Straight Outta the Tomb


StraightOuttaTomb

My point is … a first-century Jew, faced with the crucifixion of a would-be messiah, or even of a prophet who had led a significant following, would not normally conclude that this person was the Messiah and that the kingdom had come. He or she would normally conclude that he was not and that it had not.

Why did Christianity even begin, let alone continue, as a messianic movement, when its Messiah so obviously not only did not do what a Messiah was supposed to do but suffered a fate which ought to have showed conclusively that he could not possibly have been Israel’s anointed? Why did this group of first-century Jews, who had cherished messianic hopes and focused them on Jesus of Nazareth, not only continue to believe that he was the Messiah despite his execution, but actively announce him as such in the pagan as well as the Jewish world, cheerfully redrawing the picture of messiahship around him but refusing to abandon it? Their answer, consistently throughout the evidence we possess, was that Jesus, following his execution on a charge of being a would-be Messiah, had been raised from the dead.

– NT Wright (Christian Origins and the Resurrection of Jesus)

5 thoughts on “Straight Outta the Tomb

  1. Christian people today, people who never heard Jesus preach, never saw him perform a miracle, never shared a meal with him, will say they have “met Jesus”. Some, living in places of persecution. still even die for this belief and their faith to this day. What does this mean? It means that “conviction of belief” means both everything and nothing. It means everything because it explains their motivation and it means nothing because these people have manifestly never met Jesus in the way the 11 disciples could have claimed to. (As, incidentally, neither had Paul.) People die for Christian beliefs about Jesus now so they cannot be held as any persuasive or special reason the resurrection is or was true then. They can only be evidence of a belief in it and not the truth of it.

    PS much enjoying reading your blogs which I’ve just found.

    • Andrew
      Welcome to DHDS.

      There is difference between the disciples who knew Jesus during the first century and Christians today. That is something Jesus refers to in John 20:29 when he notes: “Because you have seen me, you have believed (ie the disciples); blessed are those who have not seen and yet have believed (ie Christians today).”

      The point NT Wright is making (via the quote in the OP) is that the 11 disciples actually met Jesus during his earthly ministry. They heard him teach and saw him perform miracles. They also saw him die. They watched his corpse be put into a tomb. If this Messianic movement centered around Jesus the Nazarene followed all of the Messianic movements that occurred before and after his death then the disciples would have disbanded and stopped proclaiming Jesus as Messiah. This post goes into that a bit more.

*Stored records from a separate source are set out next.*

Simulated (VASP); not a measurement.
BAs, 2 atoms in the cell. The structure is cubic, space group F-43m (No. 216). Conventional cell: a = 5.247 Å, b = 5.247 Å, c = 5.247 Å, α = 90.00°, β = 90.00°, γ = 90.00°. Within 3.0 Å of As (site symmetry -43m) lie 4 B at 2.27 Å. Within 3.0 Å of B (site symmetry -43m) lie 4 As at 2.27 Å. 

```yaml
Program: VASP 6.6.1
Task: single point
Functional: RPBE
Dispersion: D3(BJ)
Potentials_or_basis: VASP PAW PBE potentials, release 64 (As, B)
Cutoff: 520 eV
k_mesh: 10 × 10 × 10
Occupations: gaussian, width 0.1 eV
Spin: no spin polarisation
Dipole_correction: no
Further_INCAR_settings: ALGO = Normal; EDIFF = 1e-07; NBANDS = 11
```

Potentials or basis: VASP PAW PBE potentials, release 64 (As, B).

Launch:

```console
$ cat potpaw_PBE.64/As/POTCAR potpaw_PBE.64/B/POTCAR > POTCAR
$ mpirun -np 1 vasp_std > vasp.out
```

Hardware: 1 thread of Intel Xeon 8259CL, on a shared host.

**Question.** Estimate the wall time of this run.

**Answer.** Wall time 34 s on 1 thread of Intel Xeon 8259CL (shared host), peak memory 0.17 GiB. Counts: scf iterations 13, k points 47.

      What needs to be explained is why these disciples (and arguably the 500 others referred to in 1 Cor 15:6) chose to continue in the face of their Messiah’s death? It is reasonable to conclude that they saw what they say they saw – a resurrected Jesus.

      Don’t get me wrong this is not an air-tight argument. But the continuation of the Jesus is Messiah movement is a historical fact that must be explained. The faith of Christians today is not making the same argument. We believe and assert what we do based on faith. We did not see Jesus die nor his reappearance after being raised. We may hold to/die for something that is wrong but we don’t know it. The disciples would have proclaimed and died for something that they knew first hand was wrong.

      Hope that makes sense.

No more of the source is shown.